Another view sees critique of failures as ego driven. We just have to overcome our ego in the process of learning to appreciate the importance of struggle – even though failures may make us blush or feel embarrassed. In this view – failure is equivalent to learning, and really the worst thing we could do as coaches would be to rob the learner of his failures. In every failure lies the seed of our next progression, and with every failure we are becoming stronger and more certain. Without failure we can never really evolve. The important thing to realize, from this point of view, is that the emotional attachments we add to any failure (i.e grief, remorse, and pity) are all inventions of the mind. We make those negative emotions surrounding failure up in our minds.
In these views, the failures we make are critical to defining the person we are becoming. Proponents of this viewpoint argue that “the baby who stumbles the most is the baby who walks and speaks the quickest and clearest” (and with a few children of my own under the age of 5 I can certainly attest to the validity of this claim – It is so tempting to help an infant, especially my own son, as he tries to learn to walk – to save him/her from a stumble – but in doing this are we really helping them?) Is it possible to show someone how to walk without showing them how to fall?

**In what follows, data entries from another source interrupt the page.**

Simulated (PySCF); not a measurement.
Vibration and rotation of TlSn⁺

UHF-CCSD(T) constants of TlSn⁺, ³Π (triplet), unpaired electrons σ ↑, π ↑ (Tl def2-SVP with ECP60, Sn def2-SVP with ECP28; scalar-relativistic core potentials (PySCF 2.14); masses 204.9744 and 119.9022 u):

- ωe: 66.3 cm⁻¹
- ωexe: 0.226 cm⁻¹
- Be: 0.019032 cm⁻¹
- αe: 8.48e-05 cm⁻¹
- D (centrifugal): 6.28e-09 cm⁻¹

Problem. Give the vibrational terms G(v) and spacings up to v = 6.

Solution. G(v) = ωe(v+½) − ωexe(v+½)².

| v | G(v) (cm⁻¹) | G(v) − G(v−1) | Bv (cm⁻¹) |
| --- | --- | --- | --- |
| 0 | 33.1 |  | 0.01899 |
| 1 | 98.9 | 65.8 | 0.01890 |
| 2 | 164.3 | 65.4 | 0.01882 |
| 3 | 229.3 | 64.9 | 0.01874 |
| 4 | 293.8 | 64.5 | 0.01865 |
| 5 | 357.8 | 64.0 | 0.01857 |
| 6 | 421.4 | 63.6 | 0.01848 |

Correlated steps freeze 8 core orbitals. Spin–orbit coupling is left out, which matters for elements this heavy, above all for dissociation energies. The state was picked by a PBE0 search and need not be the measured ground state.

The same dilemma is found in the relationship between instructor and student, or coach and athlete. As coaches we can work to shield our players from errors and mistakes, but are we really doing them any service when we omit the existence of failure? Especially in golf, should we not be helping our players better appreciate the need for failure? By making it easy, by always getting it right, are we really learning anything at all?
Avoid Errors as Much as You Can
I have also heard arguments on the other side of the spectrum – the viewpoint that we should avoid errors when we train and that mistakes should be minimized. This is a viewpoint that suggests that in order to properly condition our motor patterns, it is imperative that we perform the “right” action as frequently as possible. Like a toboggan flying down a snow covered hill, the goal is to reinforce the pathway over and over until it becomes virtually impossible to deviate from that path.
One of the more interesting proponents of this viewpoint argues that our performance is dependent on the memories we have established through training. If we have an equal number of failed repetitions as correct repetitions, then our mind will have a 50/50 chance when it comes time to perform. The logic which follows is that the more we get things right in training the more chance we’ll get it right in performance. In a world that sees the training of motor patterns as “competing memories”, we need to ensure that our body remembers the “right” move so that under pressure it will be more likely to call on that move from memory. The less incorrect information you store in your brain the more consistently correct you will be when you perform.
Another point made on this side of the spectrum is that with every failure comes a degree of self-doubt, and that nothing disables performance more than the existence of self-doubt. When we train, we should work to eliminate doubts altogether so that when it comes time to perform we can do so unencumbered by hesitation or doubt. It would follow that our practices should be all about conditioning the right moves at high frequency, so that we build confidence and competence in unison. Every time we get a movement wrong we increase our doubt that we can get it right, and in training we should avoid developing our self-doubt as much as we can.
Question for Discussion:
So which side of the fence are you leaning to?
Option 1 – Make mistakes when you train – because they are what learning is all about and our bodies need to know what’s wrong in order to establish what’s right.
Option 2 – Avoid mistakes when you train – to make more favorable memories and to reduce doubt.